JAKARTA, Indonesia — Indonesia is making it easier for foreigners to work here — but they will have to study as well.

A decree by President Joko Widodo that is set to take effect this month will simplify Indonesia’s procedures for issuing work permits to foreigners, which are often hampered by delays, arbitrary denials and revocations, not to mention compulsory bribes to civil servants just to stamp the paperwork.

Buried inside the order is a section requiring all expatriate workers to undergo formal Indonesian language training, an apparent first for any nation in Southeast Asia.

The foreign business community has been caught off guard by the new requirement.
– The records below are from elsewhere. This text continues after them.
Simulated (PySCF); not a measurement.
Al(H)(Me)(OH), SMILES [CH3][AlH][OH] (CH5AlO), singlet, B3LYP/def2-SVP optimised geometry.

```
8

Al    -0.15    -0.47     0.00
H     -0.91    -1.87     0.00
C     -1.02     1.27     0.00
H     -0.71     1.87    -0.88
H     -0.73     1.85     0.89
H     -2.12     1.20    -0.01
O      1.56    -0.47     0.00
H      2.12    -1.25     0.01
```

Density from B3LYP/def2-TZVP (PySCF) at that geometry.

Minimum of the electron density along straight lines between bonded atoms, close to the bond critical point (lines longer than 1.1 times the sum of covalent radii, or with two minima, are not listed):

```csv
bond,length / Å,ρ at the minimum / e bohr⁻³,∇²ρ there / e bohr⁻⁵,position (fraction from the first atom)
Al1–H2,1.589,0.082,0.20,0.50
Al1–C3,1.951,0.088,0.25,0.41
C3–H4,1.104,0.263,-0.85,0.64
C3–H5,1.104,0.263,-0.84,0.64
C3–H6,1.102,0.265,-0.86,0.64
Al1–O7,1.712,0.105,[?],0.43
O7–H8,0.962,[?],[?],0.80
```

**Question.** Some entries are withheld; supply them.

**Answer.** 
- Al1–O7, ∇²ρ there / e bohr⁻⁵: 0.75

“Our businesses want to be here and want to invest, but what they also want are predictable rules,” said A. Lin Neumann, managing director of the American Chamber of Commerce in Indonesia, which represents nearly 300 U.S. companies operating in the country.

The United States is one of Indonesia’s largest foreign direct investors, in industries including oil and gas, mining, banking, technology, e-commerce and logistics.

The language requirement “sends a negative message that foreigners are somehow unwelcome,” Neumann said. “This hurts the investment climate.”

The order also applies to domestic companies, which are reacting with alarm.

“I think this is foolish; it’s stupid. It lacks clarity on what the objective is,” said Suryo B. Sulisto, a prominent Indonesian business executive and former chairman of the Indonesian Chamber of Commerce and Industry.

“What are they trying to do — stop investment coming in?” he added. “It’s counterproductive.”

The government has not explained the reasoning behind the language requirement. But it may be an attempt by Joko, who is running for re-election next year, to placate political rivals who say he is “opening the floodgates” to foreign workers by streamlining the process for obtaining work permits.

Indonesia, a country of 260 million people, currently has about 126,000 working Asian and Western expatriates, a low percentage compared with neighbors like Singapore and Malaysia.

The complaints from Joko’s opponents stem partly from an increase in the number of Chinese manual laborers entering illegally on tourist visas to work on Chinese-funded infrastructure projects. As unregistered workers, they would not be subject to the new language requirement.

Suryo said it made little sense to address concerns about illegal foreign labor by imposing a language requirement on bankers, engineers and other professionals.

“This is another part of bureaucracy where it’s a moneymaking opportunity for someone,” he said. “People will get into the business of issuing fake language certificates.”

Indonesia has a decades-old history of official corruption and is one of the most graft-ridden nations in Asia. It also remains a difficult market for foreign investors to master, ranking 72nd on the World Bank’s most recent Ease of Doing Business survey.

In 2015, Joko publicly quashed a draft regulation requiring all expatriate workers to be proficient in the Indonesian language, saying it was bad for business.

But his own decree requires companies to arrange and pay for foreigners working in the country for longer than six months to take Indonesian language courses at local schools, and to provide attendance certificates.

If they fail to do so, the companies and their employees could face unspecified sanctions that are being drafted by the Ministry of Manpower and Transmigration, which processes and revokes foreign work permits, according to Budiman, head of the ministry’s legal affairs bureau.

The order goes into force Tuesday, said Budiman, who like many Indonesians uses only one name. Some details, like how many class hours are required per week, are still being decided.

Budiman said companies shouldn’t complain because the decree also reduces waiting times for work permits from months to days.

“Don’t look at this issue from only one side,” he said. Throughout his presidency, Joko has fought over foreign investment policies with his own Cabinet ministries and bureaucracy, which are often accused of being more focused on protecting their own interests than in opening up the Indonesian economy.

In 2015, as Joko was rolling out a series of regulatory reforms, his government adopted dramatically higher tariffs on more than 1,000 imported items, an increase that he opposed but which did not require his approval.

Johan Budi, Joko’s spokesman, played down any political infighting or the possibility of negative economic repercussions, insisting that the order does not require that expatriates be fluent in the Indonesian language to be employed.

“It is necessary for companies to provide the facilities for training expatriates” in the language, Budi said, “and there’s nothing wrong with foreign workers learning Indonesian. But it is not mandatory to be able to speak the Indonesian language.”

Then why have such a rule?

“My reading is that the government is doing it to address concerns about foreign workers without having to annul the controversial decree,” said Marcus Mietzner, an associate professor at Australian National University in Canberra and a longtime researcher in Indonesian politics.

“The latter would be an admission that they were wrong on this and thus would look bad,” he said.